Youth for every soul is the season of blossoming, and it can
be divided into three stages: early youth, the middle part of
youth and the last stage of youth.
There is a great difficulty in the training of youth, because
in youth a child becomes less receptive. The child is passive
and therefore easy to guide, but youth is the time of rising
energy, both physical and mental. Therefore youth is expressive,
and what is expressive cannot be receptive at the same time.
Parents make a great mistake when they continue the same method
with a youth which they applied in his childhood. There is the
time of plowing, there is the time of sowing and there is the
time of reaping the harvest. It is not all done at the same
In youth a child is most susceptible to influences, and at
the same time most repellent of influences which fall beneath
its standard. The child which has believed and obeyed its parents
in its childhood does not necessarily believe and obey them
during the time of its youth. The parents must realize this
and change their manner of correcting and guiding the child
from the beginning of its youth.
Youth makes the child inclined to look on its parents or
guardians as old-fashioned people. The present education given
in schools and the child's own experience of things around it
support it in this idea. If the parents force their ideas on
the youth, he first plays with them, making them think that
he agrees with them. But in the next stage he avoids them. And
in the third stage he argues with them and opposes them. Once
a youth has arrived at this third stage he stands on his own
feet, and there is little hope that the parents can guide him.
They are then obliged to let him take his own way whether right
Among a hundred youths one may take a right way by himself,
and five out of the hundred may find their way through the dark,
but ninety-five are lost owing to the absence of guidance. Life
is a sea upon which it is difficult to find one's way, and as
direction is necessary when traveling on the sea, so guidance
is most necessary during the period of youth.
The principal thing one has to remember concerning the education
of young people is to help them, without their knowing it, to
think for themselves. The nature of youth, and especially that
of the youth today, is such that as soon as he feels that he
is directed by someone he feels that he is harnessed to a carriage,
and in this he feels the absence of freedom. An essential thing
in guiding the youth is to make lines of thought and to place
them before him, in order that he may use the lines as a track
to follow. True virtue comes from independent thinking, not
from being under subjection. But at the same time it must be
remembered that the independent spirit which is expressed without
consideration is devoid of beauty. It is desirable that a youth
should show consideration in his thought, speech and action,
for freedom without consideration lacks beauty.
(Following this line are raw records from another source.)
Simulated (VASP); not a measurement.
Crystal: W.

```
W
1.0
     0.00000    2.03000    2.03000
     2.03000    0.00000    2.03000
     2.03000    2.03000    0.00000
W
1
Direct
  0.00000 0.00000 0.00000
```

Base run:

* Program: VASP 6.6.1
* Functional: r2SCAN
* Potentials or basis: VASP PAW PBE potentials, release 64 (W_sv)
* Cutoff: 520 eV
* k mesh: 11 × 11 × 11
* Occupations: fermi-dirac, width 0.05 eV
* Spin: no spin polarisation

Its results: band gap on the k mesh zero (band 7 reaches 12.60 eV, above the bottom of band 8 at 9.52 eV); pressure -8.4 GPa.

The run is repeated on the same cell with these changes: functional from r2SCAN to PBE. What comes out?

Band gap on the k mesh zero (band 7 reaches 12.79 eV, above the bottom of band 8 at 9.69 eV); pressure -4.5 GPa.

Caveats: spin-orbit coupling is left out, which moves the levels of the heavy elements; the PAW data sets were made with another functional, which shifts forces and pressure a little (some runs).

In the guidance of youth the same five directions of development
must be considered as in the education of children: physical,
mental, moral, social and spiritual.
While considering the physical development of a youth one
should remember that youth is the time of full blossom. The
most delicate and important time in everyone's life. If the
blossom is ruined the fruit is lost. Therefore youth is the
golden opportunity. It is the time when a person is not yet
set in his ideas, not addicted to certain habits, ready to accept
new ideas. An intellectual youth generally seeks for new ideas.
Youth is a time when one is most inclined to changes of every
sort, and therefore youth is not fixed in particular habits.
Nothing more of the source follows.